&8 Art Salon
2019, self-organized group exhibition with 6 invited artists and artists' talk
GlogauAIR Art Residency, Berlin
&8 Art Salon was founded in 2019 by artist Eight Fang; an accessible platform for exhibitions, performances, and panel talks where creation, representation, collision, connection, collaboration, and interrogation coalesce. Our mission is to foster interdisciplinary exchange, -to bring together and represent emerging artists.
The collectives, to be presented by &8 Art Salon, comprise artists of all ages, from varying backgrounds and artistic practices. The investigation of diverse spaces and the development of collaboration between artists is encouraged and promoted through bi-monthly salons.
&8 Art community is an extensive yet ever-expanding platform; we host monthly meetings to provide artists with an intimate environment that fosters and facilitates personal networking in a professional setting.
ASSEMBLED [IM]POTENCY
The premiere &8 Art Salon:
“Assembled Impotency” – curated by Eight Fang
With works from the first collective: Dora Tarasidou, Eva Gentner, Tzu Ting Wang, Meltem Nil, Jussi S., Torben Jost, and Moritz Zeisner. Panel talk leads by moderator Tillmann Severin.
The seven artists invited to exhibit at &8 Art Salon share a common interest in historical narratives. Using various mediums, -installation, video, performance and sound, -the authenticity and accuracy of history, especially the relationship between narrative and narrator there within, is interrogated. The collective is invited to explore how time and spatial-specific histories shape human behavior.
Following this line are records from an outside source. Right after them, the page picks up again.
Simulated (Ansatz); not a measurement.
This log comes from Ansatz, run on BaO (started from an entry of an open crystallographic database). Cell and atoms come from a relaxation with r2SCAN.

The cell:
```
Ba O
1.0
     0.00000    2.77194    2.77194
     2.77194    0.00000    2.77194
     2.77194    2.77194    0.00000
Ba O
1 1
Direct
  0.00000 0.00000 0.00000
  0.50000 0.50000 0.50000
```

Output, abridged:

The title “Assembled [Im]potency” draws on several sources. In 1940, Wilhelm Stekel referred to the term impotence as a curse to man; a disorder, - the incapacity to have sexual intercourse, -associated with modern civilization.
Literally translated the word impotency means lack of power. In 1420 Thomas Hoccleve used it to mean ‘want of strength’ in his poem ‘De Regimine Principum.’ History meaning "inquiry, knowledge acquired by investigation"; it referred to the study of the past as it is described in written documents. Events occurring before written records are considered prehistory.
The surmounting collocation of artworks confronts the viewer, under the given spatial context, with a tensely pressing series of questions: how do we understand history? Should we rely on personal or collective historical interpretations? Or the introduction of fictional narratives to navigate our futures?